In celebration of my newest manifesto, I wanted to take the time to chat a bit about the difference between self-care and self-advocacy. I haven’t at all given up on the idea of self-care – in fact, to the contrary!
My aim is to elevate self-care: to make it more effective, more dangerous, and more vibrant. But in order to do that, I need to acknowledge the limits of self-care and talk about self-advocacy a bit.
Self-Advocacy isn’t the opposite of self-care; it’s where self-care leaves off.
It is like self-care’s sassy big sister – finishing her sentences and taking risks that self-care wouldn’t take.
Let’s dive in and chat about the key differences between self-care and self-advocacy.
What it looks like
Self-Care: Occasionally treating yourself to things, foods, or activities that feel good — especially after completing a big project.
Self-Advocacy: Intentionally and regularly curating your life to incorporate practices that make you feel whole and empowered.
What it sounds like
Self-Care: “I care.”
Self-Advocacy: “May that caring create change, healing and well-being.”
What it feels like
Self-Care: A much needed break — a salve to put on top of what feels painful in daily life.
Self-Advocacy: A full well of resources that come from within that allows you to meet whatever comes.
What it is
Self-Care: Compassionate presence with yourself in any moment.

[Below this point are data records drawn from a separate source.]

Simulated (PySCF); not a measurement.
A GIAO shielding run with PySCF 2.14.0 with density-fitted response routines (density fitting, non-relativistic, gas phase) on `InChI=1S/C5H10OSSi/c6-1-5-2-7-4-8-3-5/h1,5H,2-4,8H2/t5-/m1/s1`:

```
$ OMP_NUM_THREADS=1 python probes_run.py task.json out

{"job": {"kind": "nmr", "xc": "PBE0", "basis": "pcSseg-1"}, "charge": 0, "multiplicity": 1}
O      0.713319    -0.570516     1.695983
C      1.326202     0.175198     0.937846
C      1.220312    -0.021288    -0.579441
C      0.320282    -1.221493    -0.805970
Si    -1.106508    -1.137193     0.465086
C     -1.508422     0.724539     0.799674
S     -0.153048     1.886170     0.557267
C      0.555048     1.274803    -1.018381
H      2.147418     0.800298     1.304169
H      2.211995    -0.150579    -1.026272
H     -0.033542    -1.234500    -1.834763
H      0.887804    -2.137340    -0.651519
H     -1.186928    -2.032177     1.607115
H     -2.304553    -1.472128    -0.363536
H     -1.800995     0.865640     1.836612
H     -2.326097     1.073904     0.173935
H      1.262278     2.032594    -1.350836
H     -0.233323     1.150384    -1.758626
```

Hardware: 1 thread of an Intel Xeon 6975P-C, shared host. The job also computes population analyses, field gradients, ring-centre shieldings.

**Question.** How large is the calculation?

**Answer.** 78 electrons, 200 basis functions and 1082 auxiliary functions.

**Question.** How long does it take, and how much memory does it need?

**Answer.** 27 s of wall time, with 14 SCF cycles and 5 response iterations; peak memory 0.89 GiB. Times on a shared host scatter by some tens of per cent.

Self-Advocacy: Embodied, devoted advocacy for your own freedom and well-being.
What it does
Self-Care: Offers us the healing and recovery we need, so we can dive back into what matters.
Self-Advocacy: Creates a way of living that feels internally aligned, so we can stay present with what matters.
Problem vs. Solution
We know we need self-care. The problem is how to make it happen.
Self-Advocacy gives us the tools to take the same fierce action for ourselves that we do for others, so we can live lives that feel sacred.